When there is enough daylight to do at least five things after dinner. Just minutes from taking this shot I was in the water below paddling the Erie Canal (yes, that Erie Canal). There are plenty of diversions around to keep me from my work. It's summer.
On my walk through the Unitarian Church grounds (my neighborhood garden) there is a solitary lily in the midst of the woodland garden. The area is so sweetly scented, and the landscape so pretty. Definately the height of summer.
A beautiful walk to the park and beyond brought me to the new West Elm store. Here is either a decoration of driftwood, or a basket of driftwood for sale. Either way, it says that nature is the hip decorating style. Or maybe neutrals rule.

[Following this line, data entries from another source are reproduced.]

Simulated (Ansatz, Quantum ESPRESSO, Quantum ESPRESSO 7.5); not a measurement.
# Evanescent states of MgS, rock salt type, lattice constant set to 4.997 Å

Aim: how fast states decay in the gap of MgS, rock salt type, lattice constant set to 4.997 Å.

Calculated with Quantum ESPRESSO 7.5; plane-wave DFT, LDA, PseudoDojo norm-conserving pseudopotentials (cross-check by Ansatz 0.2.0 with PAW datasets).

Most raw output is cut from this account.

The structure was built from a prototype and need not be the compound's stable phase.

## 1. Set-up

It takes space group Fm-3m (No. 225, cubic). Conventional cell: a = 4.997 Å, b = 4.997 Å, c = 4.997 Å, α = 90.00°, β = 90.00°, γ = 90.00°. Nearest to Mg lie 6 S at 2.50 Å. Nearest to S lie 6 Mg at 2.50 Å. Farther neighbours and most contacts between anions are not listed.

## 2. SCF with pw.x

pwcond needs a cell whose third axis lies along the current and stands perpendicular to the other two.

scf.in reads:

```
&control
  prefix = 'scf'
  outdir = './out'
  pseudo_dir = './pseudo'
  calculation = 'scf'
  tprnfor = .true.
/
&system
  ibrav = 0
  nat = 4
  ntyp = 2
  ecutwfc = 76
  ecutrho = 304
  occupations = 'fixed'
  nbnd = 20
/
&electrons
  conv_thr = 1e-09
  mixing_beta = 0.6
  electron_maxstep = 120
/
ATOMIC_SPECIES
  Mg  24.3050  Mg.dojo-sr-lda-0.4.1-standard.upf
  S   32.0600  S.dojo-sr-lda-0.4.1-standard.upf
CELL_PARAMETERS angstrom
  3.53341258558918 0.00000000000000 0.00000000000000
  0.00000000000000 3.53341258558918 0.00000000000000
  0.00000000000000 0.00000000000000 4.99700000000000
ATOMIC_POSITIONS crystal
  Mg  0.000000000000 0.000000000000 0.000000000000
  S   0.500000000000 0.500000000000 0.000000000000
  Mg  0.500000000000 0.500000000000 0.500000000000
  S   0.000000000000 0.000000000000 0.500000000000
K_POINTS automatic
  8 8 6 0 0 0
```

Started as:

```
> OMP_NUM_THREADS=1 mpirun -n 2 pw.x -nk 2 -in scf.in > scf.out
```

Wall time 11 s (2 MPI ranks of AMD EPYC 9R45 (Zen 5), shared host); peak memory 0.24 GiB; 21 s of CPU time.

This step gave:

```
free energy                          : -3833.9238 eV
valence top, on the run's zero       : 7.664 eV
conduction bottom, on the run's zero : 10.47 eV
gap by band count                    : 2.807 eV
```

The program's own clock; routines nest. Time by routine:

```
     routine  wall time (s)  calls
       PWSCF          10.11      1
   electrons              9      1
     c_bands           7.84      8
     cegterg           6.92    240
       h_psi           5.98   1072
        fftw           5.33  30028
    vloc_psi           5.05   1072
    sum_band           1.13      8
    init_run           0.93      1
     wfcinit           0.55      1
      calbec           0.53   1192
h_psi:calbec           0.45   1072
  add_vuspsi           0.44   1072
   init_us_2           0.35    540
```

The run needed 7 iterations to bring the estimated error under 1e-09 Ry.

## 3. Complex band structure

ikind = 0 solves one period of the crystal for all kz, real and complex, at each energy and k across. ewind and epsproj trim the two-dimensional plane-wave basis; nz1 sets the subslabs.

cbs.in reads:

Part of the experiments I did out on dye/print day at my friend's barn. This has some monoprinting, some direct dye drawing, and some pulls of color through it all. This is about a 1/2 yard of fabric. Might add some more later on. Next month we're going to do some discharge and textile paint stamping.
A bit from the dye day yesterday. I left the right side to 'batch' longer -- like a day -- before washing out. The left side washed about six hours after I applied the dye. Can't see a whole big difference, so for the impatient in me, I'll not wait to wash.
Bev's beautiful barn (and there were real chickens in the floor below) was the place to do some dyeing and printing today. With a mild rain outside, Anne and Mary stretch a piece of soda-soaked fabric over her dye plate for a monoprint.
I've sent off examples of my New Big Leaf to guilds here and there, so now I've none to show when I travel. Time to do another. This batch of fabric was a gift from Beth, so I'm trying this color scheme. Except the green is mine.
Back yard studio setup includes (foreground) plastic table, rollers for dye, containers; (middle ground) clothesline with pins; and (background) hammock for waiting for the fabric to dry. Also helps to have a cool drink on hand.
These five works -- Barbara Watler, quilt from the Pilgrim/Roy collection, Elin Noble, Terrie Mangat, and another from the Pilgrim/Roy Collection --- are on the exhibit at the Susquehanna Art Museum in Harrisburg, Pennsylvania till the end of August. I curated and designed the show, and it can only please.
This photo was sent in by a traveling reader. She saw these installations in Memphis, and they seem made of plastic or non-textile material. But aren't they for all the world quilt patterns? Pretty cool.
Yes, I have four small works in the middle of this mayhem. Over 6,000 works from all over the globe are to be seen for the last weekend. Nearly 2,500 of them have been sold for $20 each. What fun to see the materials, subjects, styles. Food for thought!
June was a month with lots of travel, and the studio filled with items unpacked from workshops and shows. Now it's time to reroll the works, shelve them for a few months, and get back to work. It won't be long before I see my work table again.
Sometimes I take on an exhibit design just to return to work in museums. This panel exhibit was installed yesterday and will be officially open tomorrow. I love the process, the collections, and the stories behind the theme.
My work is far right Mummy Bags/Canopic Jars in the exhibition that opened mid June. Nancy Crow's is far left, with a wonderful bars quilt from the LancasterHistory.org collection in the middle. In Harrisburg at the Susquehanna Art Museum till August 30.
My friend Marcia sends all her friends home with canna bulbs in the spring. Now they are filling my containers. I'm plenty happy with the foliage alone. I know the flower will be icing on the cake. Just happen to really like that Big Leaf.